James Kane, Retired UE President, Dies at 78

April 3, 2002

In Memoriam ...

James M. Kane, who served as president of UE during the Reagan years, died April 1 at age 78. A militant leader of Vermont machine workers, Kane was also president of UE’s northeastern region for many years.

Despite many years in union office, Kane had difficulty with the notion of being a "professional" labor leader. "It’s hard for me to get over the idea that I’m a worker," he told a reporter in 1981.

Kane was born, raised and educated in Bellows Falls, in Vermont’s Connecticut River Valley, a region long associated with the machine tool industry. Following U.S. Army service in World War II, Kane went to work for the Jones and Lamson Machine Tool Co. as an expeditor, assembler and surface grinder.

Kane would later recall how he hadn’t been on the job long when a UE steward came by his work area and suggested he ought to join the union. He did – but not before he asked questions and got answers as to why it was important to join. Within six months, Kane was elected shop steward, and was later tapped as chief shop steward and then president of the local union. In 1962, he was elected full-time business agent of Local 218, which represented employees of other Springfield area machine tool plants.

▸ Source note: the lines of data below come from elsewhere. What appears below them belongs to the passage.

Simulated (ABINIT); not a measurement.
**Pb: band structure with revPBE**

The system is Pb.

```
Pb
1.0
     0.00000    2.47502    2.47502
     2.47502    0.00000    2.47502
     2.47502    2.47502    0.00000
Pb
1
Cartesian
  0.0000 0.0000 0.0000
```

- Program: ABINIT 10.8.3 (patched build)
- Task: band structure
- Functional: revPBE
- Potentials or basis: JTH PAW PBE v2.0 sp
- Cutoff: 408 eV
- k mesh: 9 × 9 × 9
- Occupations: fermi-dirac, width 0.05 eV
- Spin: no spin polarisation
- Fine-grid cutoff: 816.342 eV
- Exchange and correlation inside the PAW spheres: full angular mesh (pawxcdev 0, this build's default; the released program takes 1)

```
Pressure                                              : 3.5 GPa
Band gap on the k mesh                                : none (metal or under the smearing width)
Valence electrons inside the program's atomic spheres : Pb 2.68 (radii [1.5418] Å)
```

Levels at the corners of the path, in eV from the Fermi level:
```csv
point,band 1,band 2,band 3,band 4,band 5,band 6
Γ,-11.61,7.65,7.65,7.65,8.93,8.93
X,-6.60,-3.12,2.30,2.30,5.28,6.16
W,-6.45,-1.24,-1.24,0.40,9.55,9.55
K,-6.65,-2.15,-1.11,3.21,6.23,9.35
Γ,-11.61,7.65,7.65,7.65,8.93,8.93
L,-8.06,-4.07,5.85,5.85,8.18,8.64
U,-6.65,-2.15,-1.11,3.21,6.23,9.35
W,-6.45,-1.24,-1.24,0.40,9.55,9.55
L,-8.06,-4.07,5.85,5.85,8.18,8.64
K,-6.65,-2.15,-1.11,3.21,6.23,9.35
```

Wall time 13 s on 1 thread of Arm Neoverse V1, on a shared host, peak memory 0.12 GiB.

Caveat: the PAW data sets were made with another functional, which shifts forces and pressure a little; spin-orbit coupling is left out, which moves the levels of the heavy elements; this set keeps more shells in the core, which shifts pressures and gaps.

As business agent, Kane led negotiations with – and notable strikes against – the area’s major employers. During those years Springfield’s machine tool shops were taken over by international conglomerates.

Kane also took part in union organizing, among other campaigns, the efforts that brough Bryant Chucking Grinder and Fellows Gear Shaper into UE.

The feisty business agent developed a reputation for "quick-thinking toughness," as a Vermont reporter put it. He equally adept at addressing a roomful of workers or management representatives.

He was elected secretary-treasurer of UE District Two, encompassing New England and northern New York, which automatically placed him on the UE General Executive Board. Kane was elected district president in 1971, making him a general vice president and continuing his position on the General Executive Board. As district president he was closely associated with the range of union activities – collective bargaining, organizing and political action – throughout the region.

Kane was elected UE general president in 1981, taking office as the Reagan Administration launched a major assault on the labor movement and presided over massive deindustrialization. Just three days after his election, Kane led a sizeable UE contingent in the Solidarity Day march in Washington, D.C. to protest the administration’s unionbusting.

In the months that followed, Kane and the other two national officers toured the United States to take stock of the damage and to encourage UE members to resist the attacks from corporate headquarters and the nation’s capital.

President Kane led UE in negotiations with the giants of electrical manufacturing, General Electric and Westinghouse.

Kane was part of the national leadership that superintended the move of the union’s national headquarters from New York to Pittsburgh in 1987.

He chose not to seek re-election in 1987, returning to Springfield for his retirement. Jimmy Kane was president of the Local 218 retirees association for many years. He also developed an interest in sports photography, becoming closely associated with high school teams.

A funeral mass will take place Thursday at 10 a.m. at St. Mary’s Church.

Memorial contributions may be made to the Springfield Booster Club, P.O. Box 668, Springfield, VT 05156.

He is survived by his wife Jenny, daughter Kathleen Morrison, three grandchildren and several nieces and nephews.